Normalize a feature in this table

bjd2385 picture bjd2385 · Jun 9, 2015 · Viewed 29.5k times · Source

This has become quite a frustrating question, but I've asked in the Coursera discussions and they won't help. Below is the question:

enter image description here

I've gotten it wrong 6 times now. How do I normalize the feature? Hints are all I'm asking for.

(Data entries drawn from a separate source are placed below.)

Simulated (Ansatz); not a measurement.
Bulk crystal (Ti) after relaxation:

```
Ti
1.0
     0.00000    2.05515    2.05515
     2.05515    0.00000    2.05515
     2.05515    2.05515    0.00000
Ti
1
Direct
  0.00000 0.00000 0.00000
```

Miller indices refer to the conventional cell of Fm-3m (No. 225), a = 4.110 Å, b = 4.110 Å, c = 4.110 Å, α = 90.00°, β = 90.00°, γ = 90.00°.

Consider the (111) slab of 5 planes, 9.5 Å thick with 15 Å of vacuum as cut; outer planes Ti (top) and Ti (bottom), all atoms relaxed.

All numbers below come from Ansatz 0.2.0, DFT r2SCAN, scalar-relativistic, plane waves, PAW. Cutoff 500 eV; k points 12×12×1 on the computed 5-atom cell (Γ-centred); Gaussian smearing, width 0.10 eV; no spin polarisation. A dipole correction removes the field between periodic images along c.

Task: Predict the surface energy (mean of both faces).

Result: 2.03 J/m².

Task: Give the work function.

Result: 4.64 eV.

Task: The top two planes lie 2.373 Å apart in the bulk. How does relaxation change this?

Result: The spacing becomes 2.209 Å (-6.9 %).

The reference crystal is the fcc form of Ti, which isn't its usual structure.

I'm assuming x_2^(2) is the value 5184, unless I am adding the x_0 column of 1's, which they don't mention but he certainly mentions in the lectures when talking about creating the design matrix X. In which case x_2^(2) would be the value 72. Assuming one or the other is right (I'm playing a guessing game), what should I use to normalize it? He talks about 3 different ways to normalize in the lectures: one using the maximum value, another with the range/difference between max and mins, and another the standard deviation -- they want an answer correct to the hundredths. Which one am I to use? This is so confusing.

Answer

smci picture smci · Jun 9, 2015

...use both feature scaling (dividing by the "max-min", or range, of a feature) and mean normalization.

So for any individual feature f:

f_norm = (f - f_mean) / (f_max - f_min)

e.g. for x2,(midterm exam)^2 = {7921, 5184, 8836, 4761}

> x2 <- c(7921, 5184, 8836, 4761)
> mean(x2)
 6676
> max(x2) - min(x2)
 4075
> (x2 - mean(x2)) / (max(x2) - min(x2))
 0.306  -0.366  0.530 -0.470

Hence norm(5184) = 0.366

(using R language, which is great at vectorizing expressions like this)

I agree it's confusing they used the notation x2 (2) to mean x2 (norm) or x2'


EDIT: in practice everyone calls the builtin scale(...) function, which does the same thing.